City have lined up fresh talks with Bradford Council to see how they fit in with the Odsal Sporting Village.
The club are keeping close tabs on the ambitious development scheme as a fall-back if they cannot strike a deal with Gordon Gibb over Valley Parade.
Town hall will decide tomorrow whether to go with the preferred £75million or £57million projects that are left on the table. City have scheduled more discussions with officials for next week when the dust has settled.
Buying back Valley Parade from the former chairman’s family pension fund is City’s top priority and they have reopened lines of communication with Gibb.
But with the constant cash drain from paying the 25-year lease on the stadium, the option of a ground-share with the Bulls in a brand new Odsal remains firmly on the agenda.
City’s head of operations David Baldwin will meet with senior council officials on June 9.
He said: “At the moment they are still talking about the whole capital cost. We’re not involved with that discussion at all apart from if we were to go there what criteria of stadium we’d need to have, bearing on which project they go with.
“We’ve been kept very much in the loop as to what the council’s proposals are and what options they have on the stadium and the outlying area.

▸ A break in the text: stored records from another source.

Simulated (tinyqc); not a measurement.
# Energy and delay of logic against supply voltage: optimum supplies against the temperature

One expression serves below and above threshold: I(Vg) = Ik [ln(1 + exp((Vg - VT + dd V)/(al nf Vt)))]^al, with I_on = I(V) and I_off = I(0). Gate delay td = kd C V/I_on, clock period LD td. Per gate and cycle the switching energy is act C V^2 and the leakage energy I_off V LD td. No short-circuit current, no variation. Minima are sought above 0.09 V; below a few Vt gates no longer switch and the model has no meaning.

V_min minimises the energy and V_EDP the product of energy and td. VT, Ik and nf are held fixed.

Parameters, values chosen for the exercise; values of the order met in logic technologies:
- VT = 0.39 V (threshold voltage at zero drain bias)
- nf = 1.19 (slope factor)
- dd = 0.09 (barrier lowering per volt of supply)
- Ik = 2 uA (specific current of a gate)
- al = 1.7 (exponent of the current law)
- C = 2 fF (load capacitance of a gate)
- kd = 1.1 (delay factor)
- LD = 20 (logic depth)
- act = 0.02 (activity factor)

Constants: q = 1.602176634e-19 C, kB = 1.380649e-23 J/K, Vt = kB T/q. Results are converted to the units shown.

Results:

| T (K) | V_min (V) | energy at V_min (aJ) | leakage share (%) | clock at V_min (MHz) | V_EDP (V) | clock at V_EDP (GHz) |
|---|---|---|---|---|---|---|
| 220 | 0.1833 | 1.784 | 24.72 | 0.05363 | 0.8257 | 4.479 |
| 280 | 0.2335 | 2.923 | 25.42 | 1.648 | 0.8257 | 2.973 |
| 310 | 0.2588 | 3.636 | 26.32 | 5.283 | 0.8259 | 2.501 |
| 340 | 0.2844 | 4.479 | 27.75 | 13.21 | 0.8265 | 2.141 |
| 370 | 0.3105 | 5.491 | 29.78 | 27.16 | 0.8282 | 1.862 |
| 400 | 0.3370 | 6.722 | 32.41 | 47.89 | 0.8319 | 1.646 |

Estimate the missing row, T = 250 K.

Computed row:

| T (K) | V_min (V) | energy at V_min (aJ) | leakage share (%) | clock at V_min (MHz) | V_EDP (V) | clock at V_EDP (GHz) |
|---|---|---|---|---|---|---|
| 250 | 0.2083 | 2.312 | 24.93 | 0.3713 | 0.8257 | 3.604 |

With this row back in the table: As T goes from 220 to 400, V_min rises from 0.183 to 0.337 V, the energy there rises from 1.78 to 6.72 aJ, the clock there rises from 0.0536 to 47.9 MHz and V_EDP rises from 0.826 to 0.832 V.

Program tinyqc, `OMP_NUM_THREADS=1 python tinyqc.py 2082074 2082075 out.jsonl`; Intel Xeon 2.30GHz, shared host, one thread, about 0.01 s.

“The ball is back in their court in order to put together some costings as to what the implications of Bradford City being there would be and how much we’d have to pay.
“Once we’ve got that information we can evaluate which is the most cost effective way forward.
“But that doesn’t mean that we’re not exploring the situation with regard to ownership of the stadium here at Valley Parade.”
City have always insisted that uprooting to Odsal – which could be up and running in 2011 – is more than a sabre-rattling exercise to Gibb, whose family bought the ground for £2.5million in 2004.
Baldwin said: “We’ve outlined to Gordon Gibb what the options are to us and obviously asked the question about Valley Parade. We had a reply back that was basically asking what proposal we would make.
“We’ve gone back with an offer, based on valuations we’ve been given and obviously the current market place and now we’re waiting for a response on that. Once we’ve got that, we can make a more informed judgement.”
City are aware of the strength of feeling that upping sticks from Valley Parade would cause and canvassed supporter opinion with several open forums before home games last season.
Baldwin said: “The fans’ feeling is my feeling. The Coral Windows Stadium at Valley Parade is our home and nobody wants to leave their home if they don’t have to.
“But if you can’t afford to live in your house and it’s about sustaining yourself as a business in the long term, then you have to consider any option presented to you that’s way beyond the one you currently have.
“That’s the position we have with the council and the Odsal project. They know our stance on it and our motivations behind it.
“If someone told us we could stay here for nothing then there wouldn’t be a question at all.
“But economics dictate this is a very expensive place to be and we are, when all’s said and done, a League Two team. As such, the incomes we receive are very much League Two distributions.”